Organizer and Chair: Bruce Baird, University of Pennsylvania

Discussant: Kazuko Kuniyoshi, Waseda University

Observers (both Japanese and Western) have had a difficult time placing butô: there is the infamous Forbidden Eros of 1959 with its focus on homosexuality and sodomy, and also the later, and more widely recognized (because often published in photographic collections), butô with its contorted postures, grimacing faces, and white body paint. Unfortunately, there has been little in the way of scholarly analysis of the art form. We present a proposal for the first panel in America to look exclusively at butô. We seek to understand both the origins and later development of one of the most original and influential performance art forms of the latter half of the 20th century.

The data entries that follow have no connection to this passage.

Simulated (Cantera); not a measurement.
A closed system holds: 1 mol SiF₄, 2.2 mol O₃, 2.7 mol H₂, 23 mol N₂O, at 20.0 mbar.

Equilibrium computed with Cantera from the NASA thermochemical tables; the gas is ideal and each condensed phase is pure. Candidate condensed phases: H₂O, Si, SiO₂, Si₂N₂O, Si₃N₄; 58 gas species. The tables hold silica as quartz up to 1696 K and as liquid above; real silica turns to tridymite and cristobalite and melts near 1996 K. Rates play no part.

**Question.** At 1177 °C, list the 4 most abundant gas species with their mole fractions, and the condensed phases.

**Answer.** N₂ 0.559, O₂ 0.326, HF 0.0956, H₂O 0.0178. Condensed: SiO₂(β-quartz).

Both Kurt Wurmli and Bruce Baird have studied the art of the founder of butô, Hijikata Tatsumi. As a prelude to understanding the social and political place of butô in society, they seek to understand the precise mechanisms of his art. Wurmli takes up the relationship between Hijikata’s artistic notebooks and the performances, and focuses on the power of images to evoke movements. Baird then examines the presentation of pain in butô performances, and elucidates both the kind of power that attends presentations of pain, and also the social role these presentations play. Finally, Tamah Nakamura shows how butô was altered and transformed as the founder and members of one next-generation regional dance troupe, Seiryukai, twisted it for their own purposes.

As the advance guard of scholars scrutinizing an insufficiently studied avant-garde art form, we seek to understand butô’s place in Japanese society and cast light on the contributions made by butô to the worlds of art and philosophy.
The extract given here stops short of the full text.